HAHAHAHAHAHAHAHAAH!! Good one!!!
The torture scene doesn't work because there really is no way to make it work.
Torture in reality is death, just a slower more painful death.
Part of the ongoing fantasy of Bond is that he does not get killed or actually be helplessly tortured.
He escapes before this stuff goes down.
Fleming created one torture scenario in which Bond was truly doomed.
Bond did not escape. He was fortuitously rescued
That's it. Then he had weeks of convalescence and healing.
Yet Tamahori, Mendes, and assorted continuation authors think it somehow makes sense to willy nilly subject Bond to torture because Fleming created ONE, operative word ONE, iconic torture scene, from which Bond was only lucky to get rescued
Just say no to "Torture Bond" unless dramatizing Fleming's first novel.

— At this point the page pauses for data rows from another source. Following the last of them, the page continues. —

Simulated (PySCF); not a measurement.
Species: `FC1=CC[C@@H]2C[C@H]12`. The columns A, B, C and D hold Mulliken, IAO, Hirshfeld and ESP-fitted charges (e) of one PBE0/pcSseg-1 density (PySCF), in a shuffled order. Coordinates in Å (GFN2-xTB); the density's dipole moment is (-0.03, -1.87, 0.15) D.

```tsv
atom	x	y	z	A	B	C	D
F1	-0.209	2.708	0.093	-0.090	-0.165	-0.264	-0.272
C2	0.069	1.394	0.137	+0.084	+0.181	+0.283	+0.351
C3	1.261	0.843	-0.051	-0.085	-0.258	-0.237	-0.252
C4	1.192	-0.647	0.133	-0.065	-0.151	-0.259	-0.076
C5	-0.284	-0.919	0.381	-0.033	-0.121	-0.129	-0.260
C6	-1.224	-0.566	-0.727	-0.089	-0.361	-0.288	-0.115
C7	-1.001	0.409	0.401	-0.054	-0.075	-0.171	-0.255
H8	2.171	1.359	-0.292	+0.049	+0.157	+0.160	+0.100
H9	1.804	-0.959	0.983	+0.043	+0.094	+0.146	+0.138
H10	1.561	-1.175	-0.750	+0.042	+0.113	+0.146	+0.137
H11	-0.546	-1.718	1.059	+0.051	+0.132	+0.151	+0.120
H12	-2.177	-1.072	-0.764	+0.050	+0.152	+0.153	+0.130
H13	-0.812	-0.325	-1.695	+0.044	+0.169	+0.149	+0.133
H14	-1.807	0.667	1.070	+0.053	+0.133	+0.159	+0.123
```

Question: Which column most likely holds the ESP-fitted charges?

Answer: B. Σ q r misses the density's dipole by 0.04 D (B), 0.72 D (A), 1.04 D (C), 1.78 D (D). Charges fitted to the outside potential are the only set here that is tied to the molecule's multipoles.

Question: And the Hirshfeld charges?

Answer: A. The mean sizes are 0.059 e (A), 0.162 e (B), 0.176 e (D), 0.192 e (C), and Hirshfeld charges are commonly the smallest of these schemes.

I've replied to your post before about torture scenes in Bond novels, which were littered with them.
DAF with Bond nearly being kicked to death by football boots. This would have been far worse to show on screen than the ball whacking in CR. Bond's long, torture ordeal in Dr. No's nasty assault course would also be very nasty if it was shown in a true adaptation. Bond and Solitaire being tied to a boat and being dragged along a coral reef is a particularly nasty way to go. Bond getting his finger broken in LALD. Bond trying to commit suicide while tied down to a table after Oddjob does a few things to him, before the ordeal of being sliced in half very slowly. Even Bond being strapped to a chair while Drax furiously lets rip and beats Bond severely about the face sounded fairly horrific in MR.
Fleming always had a sick, sinister side to his writing, and it showed in nearly all the novels, not just in CR.
So you are wrong when you say a torture scene only happened once. It happened numerous times, in different forms.
Pretty sure it was @TheWizardOfIce who made it, wherever it is.
EDIT: Found it in the torture thread:
@TheWizardOfIce
You missed Bond being dragged along a coral reef from the torture list...
You hate SP. We get it already. Now would you please be so kind as to stop inflicting your misery on the rest of us?
Does he not have the right to share a negative opinion of Spectre as much as you have the right to share a positive one? The same debate sprung up after Skyfall, and it's just as pointless today.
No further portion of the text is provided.